18. Make sure your work area is ventilated any spilled gas has evaporated.
Put your gas cap back on and reconnect your battery.

19. Turn the key to 'ON' position and verify the ECU power comes on and check your S-AFC. As a baseline, start your car with -10% on your S-AFC's low and high settings to deal with the Spdyer's higher base fuel pressure (vs 2G Turbo). Start your car and let it idle to relearn it's modified fuel/air. While idling, look at the fuel rail and make positive you don't have any fuel leaks! If so, stop the car immediately and fix the leak. Chances are you don't have an injector seated or forgot the rubber O-ring or pintle bushing.

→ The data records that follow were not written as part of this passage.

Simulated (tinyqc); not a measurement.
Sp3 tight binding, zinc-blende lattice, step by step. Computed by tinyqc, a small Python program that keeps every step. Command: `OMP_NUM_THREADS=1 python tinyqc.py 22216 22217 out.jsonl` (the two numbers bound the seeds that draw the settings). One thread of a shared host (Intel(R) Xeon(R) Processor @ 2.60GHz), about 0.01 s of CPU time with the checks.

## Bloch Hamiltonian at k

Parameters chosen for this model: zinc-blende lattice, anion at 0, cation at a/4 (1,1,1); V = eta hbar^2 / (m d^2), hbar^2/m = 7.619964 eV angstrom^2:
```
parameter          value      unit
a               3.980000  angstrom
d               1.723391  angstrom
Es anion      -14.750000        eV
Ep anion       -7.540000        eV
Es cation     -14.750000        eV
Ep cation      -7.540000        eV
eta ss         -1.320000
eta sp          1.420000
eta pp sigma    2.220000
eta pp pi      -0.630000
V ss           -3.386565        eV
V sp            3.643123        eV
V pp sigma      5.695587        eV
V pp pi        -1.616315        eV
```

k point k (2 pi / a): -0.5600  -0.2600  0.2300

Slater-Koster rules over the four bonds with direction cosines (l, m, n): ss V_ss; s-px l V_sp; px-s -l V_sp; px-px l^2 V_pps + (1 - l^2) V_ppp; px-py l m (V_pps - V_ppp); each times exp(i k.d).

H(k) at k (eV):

20. Once your car is idling your in good shape. It may run rich but now you will have hook up your logger and check O2 readings and your fuel trims. I tried to get my STFT around +6% (slightly lean) and my Wide Open Throttle runs around 0.88 O2's. Pay attention while your driving and adjust the SAFC as needed. If you have a logger, make sure your getting around 15-25 degrees of timing during WOT runs. If you only see 10 degrees of timing or less, check your knock sensor wiring for a bad connection.

21. Your DONE!! Congrats and you are now a soldering stud.. Be aware that your engine light may come on due to a lack of a boost and fuel pressure solenoid. This will not affect performance in any way. For emissions testing, Vee hav Vays around this too!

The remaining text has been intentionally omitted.